Bhutto’s son admits inexperience
LAHORE, PAKISTAN — He may be the world’s only national political party leader who is still a teenage college student. Or whose breathless female fans plead that he not be assassinated “because he’s so hot.”
On Tuesday, 19-year-old Bilawal Bhutto Zardari surfaced for his first public appearance since he was anointed the titular head of the Pakistan People’s Party, or PPP, which his mother, former Prime Minister Benazir Bhutto, led before she was killed in a gun and bomb attack Dec. 27.
Composed and articulate, the reedy, bespectacled college student defended his backroom appointment, despite his youth and inexperience, and asked the media to respect his privacy while he completed his undergraduate degree at Oxford University.
“Politics is . . . in my blood, and although I admit that my experience to date is limited, I intend to learn,” Bhutto Zardari told reporters during a brief news conference at a London hotel. “However, my immediate priority is to return to Oxford to continue my studies.”
He added that he was “only too willing to give time to talk to journalists, and I should like to continue a good relationship, but in moderation. . . . When I am at Oxford, I hope that I can be left alone.”
That may be a tall order now that the world’s attention is upon him, as well as the burden of history and the expectations of so many fellow Pakistanis. Although life was never completely normal for Bhutto Zardari as the eldest child of an internationally famous figure who hobnobbed with the world’s elite, it will certainly never be the same.
His appointment by party officials Dec. 30 as joint head of the PPP, along with his father, threw into sharp relief the propensity toward dynastic politics that pervades South Asia. In India, three generations of the Nehru-Gandhi family have held the nation’s premiership, with a fourth-generation scion being groomed to continue the tradition. Leaders in Bangladesh and Sri Lanka bear illustrious surnames. Bhutan is ruled by a king. So, until recently, was Nepal.
Bhutto Zardari’s role in the party will be a ceremonial one at least until he finishes his studies, with his father, Asif Ali Zardari, acting as regent in the meantime.
But thrusting such a major, and potentially dangerous, responsibility on him raises difficult questions about what the future holds for a youth who only a few years ago was devouring Buffy the Vampire Slayer comic books bought for him by his adoring mother.
“He’ll have to grow up very quickly now,” said Shafqat Mehmood, an analyst here in Pakistan and a friend of Benazir Bhutto.

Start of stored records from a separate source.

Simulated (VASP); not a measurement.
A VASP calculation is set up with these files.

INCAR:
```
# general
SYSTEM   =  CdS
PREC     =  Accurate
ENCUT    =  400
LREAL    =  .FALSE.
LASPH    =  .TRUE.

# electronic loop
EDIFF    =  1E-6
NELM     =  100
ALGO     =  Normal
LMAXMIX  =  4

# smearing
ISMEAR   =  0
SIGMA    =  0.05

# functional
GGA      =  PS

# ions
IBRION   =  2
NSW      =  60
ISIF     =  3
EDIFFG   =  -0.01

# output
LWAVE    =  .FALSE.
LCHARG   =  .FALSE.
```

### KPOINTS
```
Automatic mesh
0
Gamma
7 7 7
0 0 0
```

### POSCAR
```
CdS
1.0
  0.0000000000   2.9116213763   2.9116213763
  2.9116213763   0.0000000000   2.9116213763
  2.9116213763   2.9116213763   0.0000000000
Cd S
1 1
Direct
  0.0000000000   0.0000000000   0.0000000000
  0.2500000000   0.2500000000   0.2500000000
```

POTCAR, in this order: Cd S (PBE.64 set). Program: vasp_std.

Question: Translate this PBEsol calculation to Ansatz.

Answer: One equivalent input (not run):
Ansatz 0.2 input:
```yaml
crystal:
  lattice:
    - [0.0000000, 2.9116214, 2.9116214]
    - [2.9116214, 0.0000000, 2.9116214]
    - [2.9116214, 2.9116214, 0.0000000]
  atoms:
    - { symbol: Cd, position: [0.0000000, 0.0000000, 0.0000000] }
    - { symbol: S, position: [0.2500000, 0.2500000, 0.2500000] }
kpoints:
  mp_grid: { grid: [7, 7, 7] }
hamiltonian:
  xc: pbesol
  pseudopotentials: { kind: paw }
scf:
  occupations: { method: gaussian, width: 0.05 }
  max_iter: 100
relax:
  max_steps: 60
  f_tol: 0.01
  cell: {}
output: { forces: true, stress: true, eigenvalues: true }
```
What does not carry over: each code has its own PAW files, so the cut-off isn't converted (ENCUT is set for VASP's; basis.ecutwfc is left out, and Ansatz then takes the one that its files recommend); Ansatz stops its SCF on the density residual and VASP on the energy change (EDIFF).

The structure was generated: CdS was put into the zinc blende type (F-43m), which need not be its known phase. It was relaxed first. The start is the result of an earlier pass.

Her son inherits a family mantle stained heavily with blood. The PPP was founded by Bhutto’s father, a onetime president and prime minister of Pakistan who was hanged by a usurping military dictator. One of her brothers died under mysterious circumstances, and the family believes he was poisoned; the other was killed in an ambush by Pakistani police. Bhutto was the target of deadly attacks before the one that claimed her life.
In her will, she named her husband, Zardari, as head of the party. But the PPP is so closely identified with her side of the family that the party’s core officials, apparently at Zardari’s suggestion, picked as co-chairman their only son, who promptly added “Bhutto” to his name to emphasize the continuation of the pedigree.
“It was recognized at this moment of crisis the party needed a close association with my mother through the bloodline,” Bhutto Zardari acknowledged at his news conference. “Also, it was important to give hope to the new generation of Pakistanis who were looking not just at the elections [Feb. 18] but beyond.”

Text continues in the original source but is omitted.